ST. LOUIS — He slithered his way around a chair, proffering a cookie as if it were an apple.
“Try it,” he hissed. “Try it, and you will gain knowledge.”
And so the photographer reached out with his thin snake’s arm and handed me a cookie that was made without butter. It was a vegan cookie.
“Try it,” he said again, flicking out his tongue to taste the air. “It’s surprisingly good.”
I have nothing against vegans personally, sometimes. In fact, the cookie in question had been brought to the newsroom as part of a farewell party for a photographer intern who was himself a vegan and was a perfectly nice fellow.
I missed the party, but circumstances required that I make a brief visit to the office the next day. On a table were a few leftovers from the party, including the last two vegan cookies and a bag of Oreos.
I decided against the Oreos. I know what they taste like. I love them, of course, but I really don’t need the extra calories these days. And I was successfully listening to the angel on my shoulder about the vegan cookies until I talked to the photographer. He made them seem so … tempting.
So I bit into it.
At this point, I should probably state for the sake of accuracy that the scene did not play out exactly as I am writing it. I took a leftover cookie from a local baker’s box. A minute later, a photographer mentioned that the as-yet-uneaten cookie was vegan, and that it was surprisingly good.
Truth, I’m sorry to say, is duller than fiction.
I bit into the cookie, and it was excellent. It was as good as any cookie made with butter, and better than most.
My world was rocked. Everything was topsy-turvy. Black became white, day became night and the guys that women prize were just silly gigolos.
It had been perhaps the only incontrovertible rule in my life that cookies were not worth eating if they were not made with butter. They were not even fit to be called cookies.
But this cookie, which came from Aria’s Cookies and Confections in Edwardsville, Illinois, has turned my flimsy world on its head. (I hope to profile 17-year-old Aria herself in the very near future.) According to the company website, the cookies are made with vegan butter and almond milk.
Vegan butter has apparently progressed remarkably since the days of margarine, although the idea is the same. Both are made from vegetable oil (margarine can also technically be made from animal fat) mixed with water.
Vegan butter is also made from vegetable oil mixed with water, but as I understand it, the oils used (avocado, palm kernel or coconut, for example) are fancier, or at least more flavorful, than the ones used for margarine (corn, cottonseed, soy).
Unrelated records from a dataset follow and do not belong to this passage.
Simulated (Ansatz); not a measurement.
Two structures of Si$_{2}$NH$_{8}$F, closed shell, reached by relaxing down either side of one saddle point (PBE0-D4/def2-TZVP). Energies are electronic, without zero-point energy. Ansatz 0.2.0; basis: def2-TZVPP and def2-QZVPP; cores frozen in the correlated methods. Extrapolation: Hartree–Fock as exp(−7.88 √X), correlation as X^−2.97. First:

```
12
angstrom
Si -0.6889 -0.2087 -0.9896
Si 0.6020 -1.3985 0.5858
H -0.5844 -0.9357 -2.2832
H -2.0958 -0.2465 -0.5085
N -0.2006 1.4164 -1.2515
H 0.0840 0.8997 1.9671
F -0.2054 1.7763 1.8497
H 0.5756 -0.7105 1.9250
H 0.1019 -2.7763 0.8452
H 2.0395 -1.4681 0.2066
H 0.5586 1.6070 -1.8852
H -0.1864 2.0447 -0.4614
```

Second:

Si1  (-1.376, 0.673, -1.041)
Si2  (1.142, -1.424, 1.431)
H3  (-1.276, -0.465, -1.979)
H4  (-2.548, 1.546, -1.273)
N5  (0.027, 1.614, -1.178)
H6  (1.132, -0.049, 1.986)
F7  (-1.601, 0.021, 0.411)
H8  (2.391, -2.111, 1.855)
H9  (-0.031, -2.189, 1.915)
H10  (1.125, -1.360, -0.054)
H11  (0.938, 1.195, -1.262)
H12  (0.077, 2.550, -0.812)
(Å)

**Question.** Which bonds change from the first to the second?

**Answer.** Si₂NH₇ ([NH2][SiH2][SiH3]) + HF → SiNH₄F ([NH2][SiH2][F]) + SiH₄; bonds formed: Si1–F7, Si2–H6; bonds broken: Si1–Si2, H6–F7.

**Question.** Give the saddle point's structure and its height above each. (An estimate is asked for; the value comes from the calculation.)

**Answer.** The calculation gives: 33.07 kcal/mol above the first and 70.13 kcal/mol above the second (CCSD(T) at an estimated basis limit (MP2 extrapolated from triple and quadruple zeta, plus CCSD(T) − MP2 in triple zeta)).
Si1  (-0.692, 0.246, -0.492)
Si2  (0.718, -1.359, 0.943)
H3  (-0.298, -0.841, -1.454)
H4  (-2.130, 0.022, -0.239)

And almond milk is a relatively new ingredient, if you consider the 13th century relatively new. But it only became widely available in the last several years — and I have been avoiding vegan food throughout most of those.
Obviously, many — if not most — foods are naturally vegan. A peanut butter and jelly sandwich is vegan. A falafel is vegan. A baked potato is vegan, if you don’t put anything good on it.
What I have been largely avoiding have been vegan versions of non-vegan foods. Vegan milkshakes. Impossible burgers. And, of course, vegan chocolate-chip cookies.
But now, I have been to the mountaintop. I have seen the Promised Land. Vegan cookies are in my future.
But not the one I ate at the office. Most of that one broke off in my hand and fell to the floor.